Virtual Filesystem
TypeStream provides a UNIX-like virtual filesystem that maps Kafka infrastructure to a familiar directory structure. Topics become paths, schemas become types, and standard commands like ls, cd, and cat work as expected.
Directory structure
/dev/kafka/local
├── brokers # Kafka broker information
├── consumer-groups # Consumer group metadata
├── schemas # Schema Registry schemas
└── topics # Kafka topics (this is where your data lives)
├── web_visits
├── crypto_tickers
├── wikipedia_changes
├── dbserver.public.file_uploads # CDC topics from Debezium
└── dbserver.public.orders
Navigating the filesystem
In the interactive shell:
# List topics
ls /dev/kafka/local/topics
# Change directory
cd /dev/kafka/local/topics
# Read from a topic
cat web_visits
Schema Registry integration
When you reference a topic path, TypeStream looks up its schema from Schema Registry automatically. This is how the system knows the field names and types for each topic -- enabling typed pipelines, schema validation, and field-based filtering.
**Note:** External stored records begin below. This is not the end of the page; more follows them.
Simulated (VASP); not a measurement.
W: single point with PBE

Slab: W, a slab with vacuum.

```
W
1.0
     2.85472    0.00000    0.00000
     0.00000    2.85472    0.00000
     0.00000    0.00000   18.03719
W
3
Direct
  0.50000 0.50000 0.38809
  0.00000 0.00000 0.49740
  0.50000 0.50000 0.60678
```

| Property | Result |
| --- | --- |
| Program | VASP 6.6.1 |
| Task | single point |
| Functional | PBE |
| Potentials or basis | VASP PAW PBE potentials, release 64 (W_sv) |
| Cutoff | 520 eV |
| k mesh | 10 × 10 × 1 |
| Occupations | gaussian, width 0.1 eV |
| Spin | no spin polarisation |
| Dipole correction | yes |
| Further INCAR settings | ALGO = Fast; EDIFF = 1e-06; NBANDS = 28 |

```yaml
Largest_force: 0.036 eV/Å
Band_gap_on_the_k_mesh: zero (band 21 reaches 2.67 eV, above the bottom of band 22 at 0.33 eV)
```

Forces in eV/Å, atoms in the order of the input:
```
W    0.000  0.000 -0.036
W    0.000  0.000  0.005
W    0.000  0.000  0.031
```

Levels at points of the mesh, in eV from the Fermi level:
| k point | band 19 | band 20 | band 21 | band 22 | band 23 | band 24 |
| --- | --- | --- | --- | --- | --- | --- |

For example, /dev/kafka/local/topics/web_visits might resolve to:
Struct[ip_address: String, url_path: String, status_code: Int, http_method: String, ...]
This schema information flows through the entire pipeline via schema propagation.
How all three interfaces use the filesystem
The virtual filesystem is the common abstraction across all interfaces:
- CLI DSL: Topic paths are used directly in commands (
grep /dev/kafka/local/topics/web_visits [.status_code == 200]) - Config-as-code: The
topicPathfield in pipeline JSON files references filesystem paths - GUI: The source node dropdown is populated by calling
FileSystemService.Lsover gRPC
Topic discovery
TypeStream periodically scans the Kafka cluster to discover new topics and update its filesystem. The refresh interval is configurable via fsRefreshRate in typestream.toml (default: 60 seconds).
When Debezium CDC is active, new topics appear automatically as tables are added to the source database.